Values, types and indexing

Values and types

In Lua, values represent the data your program works with, and types categorize these values into different categories based on their properties. Understanding Lua’s basic values and types is essential to writing correct and effective code.

There are eight basic types in Lua: nil, boolean, number, string, function, userdata, thread, and table. In the Peakboard Designer, Lua can use the boolean, number, and string data types.

  • The boolean type has two values, false and true.
  • The number type represents both integers and real (floating point) numbers.
  • The string type represents a sequence of characters, e.g. hello or Lua-Scripting.

In Lua, tables are the primary data structure and serve as associative arrays, lists, and other composite data structures. They are similar to dictionaries or hashmaps in other programming languages.


The basic syntax for indexing in Lua is as follows:

value = myTable[key]

Where myTable is the table you want to access, and key is the index or key you use to get the corresponding value from the table. The index can be of any data type, including numbers, strings, or even other tables.

There are two main methods to index tables in Lua:

Numeric indexing

In Lua, you can use numeric indexes to access elements in a table so that it behaves like an array or list. Indexes in Lua start at 1, not 0.

local fruits = {"apple", "banana", "orange"}
log(fruits[1]) -- Output: "apple"
log(fruits[2]) -- Output: "banana
log(fruits[3]) -- Output: "orange

String indexing

In Lua, you can also use strings as keys to access elements in a table. This makes tables behave like dictionaries or hashmaps, where you can associate values with specific string keys.

local person = {name = "John", age = 30, occupation = "Engineer"}
log(person["name"]) -- Output: "John"
log(person["age"]) -- Output: 30
log(person["occupation"]) -- Output: "Engineer"

Alternatively, you can use dot notation for indexing strings:

log( -- Output: "John"
log(person.age) -- Output: 30
log(person.occupation) -- Output: "Engineer"
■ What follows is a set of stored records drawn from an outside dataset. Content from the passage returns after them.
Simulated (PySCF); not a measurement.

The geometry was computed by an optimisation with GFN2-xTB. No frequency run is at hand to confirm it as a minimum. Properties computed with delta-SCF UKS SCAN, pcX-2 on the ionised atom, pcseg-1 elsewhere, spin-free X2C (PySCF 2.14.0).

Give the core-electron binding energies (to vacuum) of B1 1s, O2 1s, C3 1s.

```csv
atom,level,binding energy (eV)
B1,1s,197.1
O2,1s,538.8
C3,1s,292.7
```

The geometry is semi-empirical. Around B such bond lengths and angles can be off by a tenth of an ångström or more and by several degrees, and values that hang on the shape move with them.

It is important to know that Lua tables are dynamic and flexible. You can add or change elements to the project regardless of whether they were originally defined. To add a new element to a table, you can simply assign a value to a new index/key:

fruits[4] = "grapes" -- add a new element using the numeric index
person.gender = "Male" -- adding a new element using the string index

Indexing in Lua is a powerful feature that lets you build complex data structures and perform various operations efficiently.